Spengler makes the Pope out to be almost an underground figure:
For the pope to refute the fundamental premise of US policy is news of inestimable strategic importance, yet a Google News scan reveals that not a single media outlet has taken notice of what Fessio told interviewer Hugh Hewitt last week. No matter: still and small as Benedict's voice might be, it carries further than earthquake and whirlwind.
While adding some valuable context to our understanding of the Pope's reported remarks - explaining the centrality of the question of revelation to Benedict's theology and anthropology - Spengler makes a fascinating observation on Benedict's article in the most recent edition of First Things (presently by subscription only):
Benedict makes the remarkable (for a pope) statement that the US model is what the early church really had in mind. He proceeds from the famous argument of Pope Gelasius I (492-496) that "because of human weakness (pride!), they have separated the two offices" of king and priest. Neither the state church model of Northern Europe nor the secular model of France, Italy and Spain has sufficed, Benedict observes. But he continues:Situated between the two [failed] models is the model of the United States of America. Formed on the basis of free churches, it adopts a separation between church and state. Above and beyond the single denominations, it is characterized by a Protestant Christian consensus that is not defined in denominational terms but rather in association with its sense of a special religious mission toward the rest of the world. The religious sphere thus acquires a significant weight in public affairs and emerges as a pre-political and supra-political force with the potential to have a decisive impact on political life.It is useless to bemoan the fact that Americans do not understand what they are until a European comes along and explains it to them; that has been true since Alexis de Tocqueville. It is most promising that a European, indeed one who speaks with the authority of the throne of St Peter, has explained the difference between the Christian foundation of the US political system and theocratic Islam - even if the explanation came in the form of a stage whisper. I expect this to have profound consequences.

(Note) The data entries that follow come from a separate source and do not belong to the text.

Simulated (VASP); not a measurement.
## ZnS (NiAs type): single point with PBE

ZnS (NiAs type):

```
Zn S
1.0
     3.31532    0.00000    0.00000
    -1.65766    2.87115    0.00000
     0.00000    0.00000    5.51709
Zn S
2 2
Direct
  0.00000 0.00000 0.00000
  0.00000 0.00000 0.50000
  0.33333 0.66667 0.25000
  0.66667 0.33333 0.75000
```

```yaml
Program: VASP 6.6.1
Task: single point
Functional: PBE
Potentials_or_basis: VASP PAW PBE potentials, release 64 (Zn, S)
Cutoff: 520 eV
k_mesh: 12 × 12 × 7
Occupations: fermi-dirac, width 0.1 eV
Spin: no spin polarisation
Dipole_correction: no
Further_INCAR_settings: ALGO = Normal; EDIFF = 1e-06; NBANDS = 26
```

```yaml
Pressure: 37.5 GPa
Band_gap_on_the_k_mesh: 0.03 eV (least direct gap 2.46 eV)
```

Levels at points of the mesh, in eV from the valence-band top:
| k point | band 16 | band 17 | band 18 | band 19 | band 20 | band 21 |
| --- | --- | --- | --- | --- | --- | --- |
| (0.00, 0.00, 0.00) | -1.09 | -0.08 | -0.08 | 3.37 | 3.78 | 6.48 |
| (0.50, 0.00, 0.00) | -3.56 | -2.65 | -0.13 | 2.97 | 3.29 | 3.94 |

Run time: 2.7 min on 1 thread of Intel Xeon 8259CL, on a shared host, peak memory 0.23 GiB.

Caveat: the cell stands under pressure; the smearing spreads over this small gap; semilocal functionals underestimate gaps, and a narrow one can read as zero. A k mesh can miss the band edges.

It would seem that Benedict has come to the same conclusion as at least one of our readers, Pastorius, who noted here that if Europe is to survive as an engine of western culture, it must become more like America. For Benedict, this means Europe must rediscover the prepolitical (revealed and sacred) truths which make politics, i.e. contest of a shared human scene, possible. I wonder also what YARGB readers will make of Spengler's suggestion that America still has much to learn from Europe, or at least from certain Europeans.